Binary-object spectral-synthesis in 3D (BOSS-3D)

Modelling H_α emission in the enigmatic multiple system LB-1

¹ Institute of Astronomy, KU Leuven, Celestijnenlaan 200D, 3001 Leuven, Belgium
e-mail: levin.hennicker@kuleuven.be
² National Solar Observatory, 22 Ohi’a Ku Street, Makawao, HI 96768, USA
³ Anton Pannekoek Institute for Astronomy, University of Amsterdam, Postbus 94249, 1090 GE Amsterdam, The Netherlands
⁴ European Southern Observatory, Karl-Schwarzschild-Strasse 2, 85748 Garching bei München, Germany
⁵ European Southern Observatory, Alonso de Cordova 3107, Vitacura, Casilla, 19001 Santiago de Chile, Chile
⁶ Institut de Planétologie et d’Astrophysique de Grenoble, 414 Rue de la Piscine, 38400 Saint-Martin-d’Hères, France

Received: 20 July 2021
Accepted: 23 November 2021

Abstract

Context. To quantitatively decode the information stored within an observed spectrum, detailed modelling of the physical state and accurate radiative transfer solution schemes are required. The accuracy of the model is then typically evaluated by comparing the calculated and observed spectra. In the analysis of stellar spectra, the numerical model often needs to account for binary companions and 3D structures in the stellar envelopes. The enigmatic binary (or multiple) system LB-1 constitutes a perfect example of such a complex multi-D problem. Thus far, the LB-1 system has been indirectly investigated by 1D stellar-atmosphere codes and by spectral disentangling techniques, yielding differing conclusions about the nature of the system (e.g., a B-star and black-hole binary with an accretion disc around the black hole or a stripped-star and Be-star binary system have been proposed).

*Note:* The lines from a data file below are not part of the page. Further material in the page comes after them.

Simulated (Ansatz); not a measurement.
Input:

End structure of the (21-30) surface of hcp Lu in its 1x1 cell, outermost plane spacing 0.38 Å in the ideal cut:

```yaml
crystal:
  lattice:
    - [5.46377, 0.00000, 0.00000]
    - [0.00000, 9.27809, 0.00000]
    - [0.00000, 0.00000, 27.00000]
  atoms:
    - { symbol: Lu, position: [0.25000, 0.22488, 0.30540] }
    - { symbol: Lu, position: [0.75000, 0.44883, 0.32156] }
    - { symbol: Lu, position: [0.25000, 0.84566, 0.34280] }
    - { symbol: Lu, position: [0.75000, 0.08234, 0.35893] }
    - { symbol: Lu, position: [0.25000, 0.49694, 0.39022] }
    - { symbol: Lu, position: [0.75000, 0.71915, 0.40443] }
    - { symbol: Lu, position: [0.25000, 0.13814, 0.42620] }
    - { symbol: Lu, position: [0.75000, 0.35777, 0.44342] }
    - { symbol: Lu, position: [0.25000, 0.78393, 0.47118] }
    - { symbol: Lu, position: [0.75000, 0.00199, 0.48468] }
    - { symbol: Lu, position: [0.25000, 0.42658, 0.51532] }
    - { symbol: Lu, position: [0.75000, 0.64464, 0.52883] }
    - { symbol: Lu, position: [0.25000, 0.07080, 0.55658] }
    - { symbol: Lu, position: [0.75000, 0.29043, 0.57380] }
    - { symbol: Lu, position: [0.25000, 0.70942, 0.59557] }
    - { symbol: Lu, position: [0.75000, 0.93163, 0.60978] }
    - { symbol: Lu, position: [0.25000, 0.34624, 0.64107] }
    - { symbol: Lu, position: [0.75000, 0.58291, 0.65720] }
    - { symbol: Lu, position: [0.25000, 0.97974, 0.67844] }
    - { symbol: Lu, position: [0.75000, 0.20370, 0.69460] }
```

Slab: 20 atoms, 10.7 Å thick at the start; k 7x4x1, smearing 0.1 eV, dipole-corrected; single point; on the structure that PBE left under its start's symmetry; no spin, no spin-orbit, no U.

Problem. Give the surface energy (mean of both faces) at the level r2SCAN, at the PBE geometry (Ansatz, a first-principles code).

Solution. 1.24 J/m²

Aims. To improve our understanding of the LB-1 system, we directly modelled the phase-dependent H_α line profiles of this system. To this end, we developed and present a multi-purpose binary-object spectral-synthesis code in 3D (BOSS-3D).

Methods. BOSS-3D calculates synthetic line profiles for a given state of the circumstellar material. The standard pz-geometry commonly used for single stars is extended by defining individual coordinate systems for each involved object and by accounting for the appropriate coordinate transformations. The code is then applied to the LB-1 system, considering two main hypotheses, a binary containing a stripped star and Be star, or a B star and a black hole with a disc.

Results. Comparing these two scenarios, neither model can reproduce the detailed phase-dependent shape of the H_α line profiles. A satisfactory match with the observations, however, is obtained by invoking a disc around the primary object in addition to the Be-star disc or the black-hole accretion disc.

Conclusions. The developed code can be used to model synthetic line profiles for a wide variety of binary systems, ranging from transit spectra of planetary atmospheres, to post-asymptotic giant branch binaries including circumstellar and circumbinary discs and massive-star binaries with stellar winds and disc systems. For the LB-1 system, our modelling provides strong evidence that each object in the system contains a disc-like structure.